Covalent bond

chemical bond that involves the sharing of electron pairs between atoms

A covalent bond is a chemical bond between two non-metal atoms. In a covalent bond, atoms share electrons with each other. This is different from an ionic bond, where one atom takes an electron from another atom. An example is water, where hydrogen (H) and oxygen (O) bond together to make (H2O).

Covalent bonds of water (H2O)

An atom has the same number of electrons as it has protons. Electrons orbit atomic nuclei, and they are like fuzzy paths around the center of an atom. Because of quantum mechanics, electrons near an atom can only be in a limited number of places. These are called "orbitals," and they are often different distances from the center. An atom's orbitals are separated into layers based on distance. These layers are called shells. The first layer (or shell) has up to two electrons. The layers (or shells) after that usually contain up to eight.

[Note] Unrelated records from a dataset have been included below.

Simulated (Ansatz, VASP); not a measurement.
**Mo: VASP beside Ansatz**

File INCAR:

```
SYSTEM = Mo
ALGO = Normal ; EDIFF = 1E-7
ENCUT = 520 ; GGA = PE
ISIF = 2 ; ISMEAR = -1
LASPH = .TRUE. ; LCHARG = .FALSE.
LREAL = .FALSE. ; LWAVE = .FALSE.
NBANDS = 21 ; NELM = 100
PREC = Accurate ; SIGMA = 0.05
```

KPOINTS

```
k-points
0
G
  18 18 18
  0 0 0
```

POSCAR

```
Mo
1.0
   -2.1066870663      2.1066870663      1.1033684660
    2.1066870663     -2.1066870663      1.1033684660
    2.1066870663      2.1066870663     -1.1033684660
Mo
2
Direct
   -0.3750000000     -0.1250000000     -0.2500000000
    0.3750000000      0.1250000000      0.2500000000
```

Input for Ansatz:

Valence electrons are the electrons held comparatively loosely in the outer shell of the atom. Valence electrons are important to chemical bonds because only the outer electrons can be shared. The reason atoms share their electrons is that atoms "want" to have a full outer shell. Usually, because an atom only has as many electrons as it has protons, it does not have enough to fill its outer shell. Covalent bonds are formed by atoms sharing valence electrons so that they can have full outer shells.

If for example, an atom had nine electrons, the first two orbit very close to the nucleus, and the next seven orbit a little farther away. The outer seven electrons are less tightly held than the inner two electrons because they are further away from the positively charged nucleus. If this atom gets close to another atom, with a loosely held electron in its outer shell, a new orbital (a place for the electron to be) will become available to the loosely held electron. This new electron orbital is bound to both atomic nuclei and has a lower energy level than the original electron orbital. The electron can spontaneously move ("jump") to it and emit a photon with the excess energy. This is called a covalent bond. To break this bond needs the same amount of energy as was released when it was formed. Because it takes energy to push the electron out of the new sharing orbital, the atoms have to stay together.

Sometimes, one of the atoms in a covalent bond "wants" the electron more than the other. The amount each atom "wants" electrons is called its electronegativity. For example, a water molecule consists of one oxygen atom and two hydrogen atoms held together by a covalent bond. In this case the oxygen atom is better at pulling electrons to it, and has a higher electronegativity. Because the electrons become closer to the oxygen atom, the oxygen atom has a small net negative charge and the hydrogen atoms has a small net positive charge. As a result, a molecule of water has a positive side and a negative side. This is called being polar. Being polar is important because it is what allows water to dissolve things.

Types of covalent bond


Atomic orbitals (except for s orbitals) make different types of covalent bonds:

  • Sigma (σ) bonds are the strongest covalent bonds. They have head-on overlapping of orbitals on two different atoms. A single bond is usually a σ bond.
  • Pi (π) bonds are weaker (and are due to lateral overlap between p (or d) orbitals).
  • A double bond between two given atoms has one σ and one π bond, and
  • a triple bond has one σ and two π bonds.

Covalent bonds are weaker than ionic bonds, and have a lower melting point. They are also generally poor conductors of electricity and heat.

Bond length

Drawing of benzene. The bond lengths and bond angles are shown.

In chemistry, bond length is the measure of the size of a covalent bond. Because molecules are very small, they are measured in picometers, or about one millionth of a billionth of a meter.

The chemistry of molecules is explained mostly by their bonds, and their bonds are caused by their structure of electrons.